When Will the Fallout Begin in Zimbabwe?

What happens now? Who can free the people of Zimbabwe from a dictator who has staged-managed his own re-election — again, and whose government thugs and their supporters, in this campaign alone, murdered at least 90 political opponents, including children, injured 10,000 Zimbabweans and drove another 200,000 from their homes?

The presidential run-off Friday in Zimbabwe, in which President Robert Mugabe was the sole candidate, has been denounced by Western countries after reports of physical force aimed at voters who failed to cast their ballots for Mugabe and after opposition leader Morgan Tsvangirai dropped out last Sunday to avoid more violence against his supporters.

"They said they were forced to go and vote, early in the morning," said Nelson Virri, a Zimbabwean refugee, speaking in South Africa. "The soldiers and the police and the youth of ZANU-PF [Zimbabwe African National Union-Patriotic Front, Mugabe's party] were around the village pushing them to go and vote in the polling stations."


Larry Cox, executive director of Amnesty USA, told ABC News, "I don't know if there is a way to bring [Mugabe] down."

Mugabe came to power 28 years ago as a revolutionary hero for racial equality, but then became a racist. He drove white farmers from their land, isolating himself from Western trade. The economy is so damaged that a loaf of bread cost billions of Zimbabwean dollars and weighs less than the money needed to buy it.

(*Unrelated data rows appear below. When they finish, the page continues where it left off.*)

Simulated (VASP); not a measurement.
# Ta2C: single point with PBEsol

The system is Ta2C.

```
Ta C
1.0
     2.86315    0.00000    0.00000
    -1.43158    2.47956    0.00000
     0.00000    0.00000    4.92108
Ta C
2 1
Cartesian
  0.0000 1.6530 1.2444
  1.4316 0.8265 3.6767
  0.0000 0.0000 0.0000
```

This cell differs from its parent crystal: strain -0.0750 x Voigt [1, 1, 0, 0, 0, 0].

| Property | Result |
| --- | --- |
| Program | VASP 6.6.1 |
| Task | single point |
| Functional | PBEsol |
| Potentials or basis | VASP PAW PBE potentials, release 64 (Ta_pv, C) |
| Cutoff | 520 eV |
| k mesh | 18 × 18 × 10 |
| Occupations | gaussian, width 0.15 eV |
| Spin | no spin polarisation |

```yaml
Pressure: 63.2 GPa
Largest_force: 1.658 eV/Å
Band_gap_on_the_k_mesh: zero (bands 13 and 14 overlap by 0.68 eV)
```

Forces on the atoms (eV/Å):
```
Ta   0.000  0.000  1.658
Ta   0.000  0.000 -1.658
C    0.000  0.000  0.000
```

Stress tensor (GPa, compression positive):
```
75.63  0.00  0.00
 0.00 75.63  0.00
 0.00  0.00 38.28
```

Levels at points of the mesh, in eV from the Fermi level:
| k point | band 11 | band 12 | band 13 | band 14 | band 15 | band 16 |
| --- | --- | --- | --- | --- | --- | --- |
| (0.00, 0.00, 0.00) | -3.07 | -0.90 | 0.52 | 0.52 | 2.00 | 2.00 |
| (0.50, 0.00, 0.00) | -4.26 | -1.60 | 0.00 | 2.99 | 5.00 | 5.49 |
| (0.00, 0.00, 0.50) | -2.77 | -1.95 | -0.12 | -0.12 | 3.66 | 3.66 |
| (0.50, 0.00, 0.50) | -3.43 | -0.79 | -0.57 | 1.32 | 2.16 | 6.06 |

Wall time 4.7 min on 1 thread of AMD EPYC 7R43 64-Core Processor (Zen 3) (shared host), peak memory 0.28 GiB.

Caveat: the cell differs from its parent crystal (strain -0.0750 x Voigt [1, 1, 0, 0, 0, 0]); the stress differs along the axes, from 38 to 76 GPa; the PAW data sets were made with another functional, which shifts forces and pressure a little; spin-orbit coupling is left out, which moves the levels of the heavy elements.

So, what next? One theory is that Mugabe, now that he has bludgeoned his way into staying in power, will try to cut a deal for power sharing to avoid civil war.

This week, Mugabe himself told reporters in Zimbabwe, "In good spirit, we will listen to those proposals, discuss them with [the opposition]. But not because we are being dictated to by the outside world."


But few outsiders are buying Mugabe's vague hint of compromise.

President Bush announced new sanctions, which an aide said could include wider travel restrictions on Mugabe supporters.

But there is a carrot as well as a stick. Bush said the United States is ready to support a legitimate government with development aid, debt relief and normalization with international financial institutions. And The United States will continue to provide food assistance to more than 1 million Zimbabwe people and AIDS treatment to more than 40,000.

Secretary of State Condoleezza Rice said this week, "It's time for the international community to act. ... It's hard to imagine that anybody could fail to act given what we're all watching on the ground in Zimbabwe."

Under a United Nations resolution on war crimes, passed in 2005 and supported by Zimbabwe, Mugabe could, in theory, be put on international trial for crimes against humanity for failing to protect his citizens from ethnic cleansing or mass atrocities.

But that would require agreement within the Security Council, where Mugabe still has friends who could rescue him with a veto.

It's no secret that those with the best chance, some say any chance, of influencing politics in Zimbabwe — or sending in peacekeepers — are Zimbabwe's African neighbors.

"There is no doubt that the most effective pressure against Mugabe has to come from African nations," Amnesty USA's Cox told ABC News. "Those are the ones that possess the most legitimacy."

Africa's leaders all will be meeting in Egypt next week to ponder what to do about Zimbabwe, but Mugabe will also be in attendance, daring other Africans to say their hands are clean.

He warned in a pre-election speech, "I'll want to see a country which will point a finger at us and say you have done wrong. I will want to see that finger and see whether it is clean or dirty."

Clean hands or not, fellow African leaders must now decide whether they can continue doing little and risk chaos if the Zimbabwe crisis turns into civil war and spills into their own backyards.